I have a list of SMILES which I have converted to InChi code via RDKit. I have then used the GroupBy node to Group By InChi Code and all other columns are just manually aggregated as Unique Concatenated. This is so I have 1 row for each compound.
I am finding that some structures are changing (double bond oxygens are being converted to single bond hydroxy groups for example) during this process.
I have tested the workflow and identified that it’s the GroupBy step which is causing this. If I use the GroupBy function with other data types, e.g. group by catalogue number, this does not happen.
Does anyone know why this might be happening and how I can prevent it?

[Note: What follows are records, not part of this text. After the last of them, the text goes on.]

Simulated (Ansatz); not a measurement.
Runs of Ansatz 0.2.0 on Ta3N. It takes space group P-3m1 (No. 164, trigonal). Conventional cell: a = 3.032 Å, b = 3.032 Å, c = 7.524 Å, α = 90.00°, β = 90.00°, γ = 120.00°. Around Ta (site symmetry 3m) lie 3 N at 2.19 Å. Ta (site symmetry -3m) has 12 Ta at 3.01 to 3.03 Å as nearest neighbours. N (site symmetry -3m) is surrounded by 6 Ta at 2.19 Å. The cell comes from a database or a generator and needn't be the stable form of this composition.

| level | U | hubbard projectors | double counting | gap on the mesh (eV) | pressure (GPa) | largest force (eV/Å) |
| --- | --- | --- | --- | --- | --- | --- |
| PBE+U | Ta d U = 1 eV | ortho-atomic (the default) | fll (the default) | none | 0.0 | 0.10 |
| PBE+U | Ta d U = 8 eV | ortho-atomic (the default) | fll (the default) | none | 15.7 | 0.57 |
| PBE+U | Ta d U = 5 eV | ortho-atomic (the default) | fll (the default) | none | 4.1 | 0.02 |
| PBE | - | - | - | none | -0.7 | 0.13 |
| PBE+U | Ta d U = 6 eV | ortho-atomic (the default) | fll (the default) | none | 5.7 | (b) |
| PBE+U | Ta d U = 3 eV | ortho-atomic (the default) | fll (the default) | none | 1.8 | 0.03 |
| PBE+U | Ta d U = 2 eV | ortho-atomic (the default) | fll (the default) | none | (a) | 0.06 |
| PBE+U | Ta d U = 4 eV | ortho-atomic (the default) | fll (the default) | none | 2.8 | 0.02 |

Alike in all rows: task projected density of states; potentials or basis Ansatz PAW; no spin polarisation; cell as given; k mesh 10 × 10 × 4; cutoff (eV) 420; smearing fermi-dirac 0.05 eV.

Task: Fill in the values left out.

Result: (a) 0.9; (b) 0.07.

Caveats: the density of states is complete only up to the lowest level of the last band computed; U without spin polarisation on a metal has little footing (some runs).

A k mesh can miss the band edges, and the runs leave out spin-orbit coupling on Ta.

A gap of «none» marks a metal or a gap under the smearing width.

I think the behavior you are seeing is probably due to the nature of Group By. If you are familiar with databases, the way it works is by creating rows for unique values on your selected characteristic for ‘grouping’. So, I would imagine that is why you see it not occuring say using RDKIT molecular descriptors as they would be pretty unique from each other.
Now, I think it is because of the way you aggregate the data on the groups which can cause it to change.
How are you aggregating your data? This can affect how the grouped data shows up which is what I suspect is causing those structures to change. Maybe try just picking the first occurance for the aggregation as maybe there are a couple different variations of the structure which is causing that difference. (I would try to pick the one that makes the most sense for your data)
I have worked it out. By converting the SMILES to RDkit and then using GroupBy, it’s merging compounds with the same structure, but different SMILES (e.g. tautomers). When I convert those RDkit back to SMILES it’s not necessarily an exact match on the original SMILES (i.e. it may be a different tautomer from the original).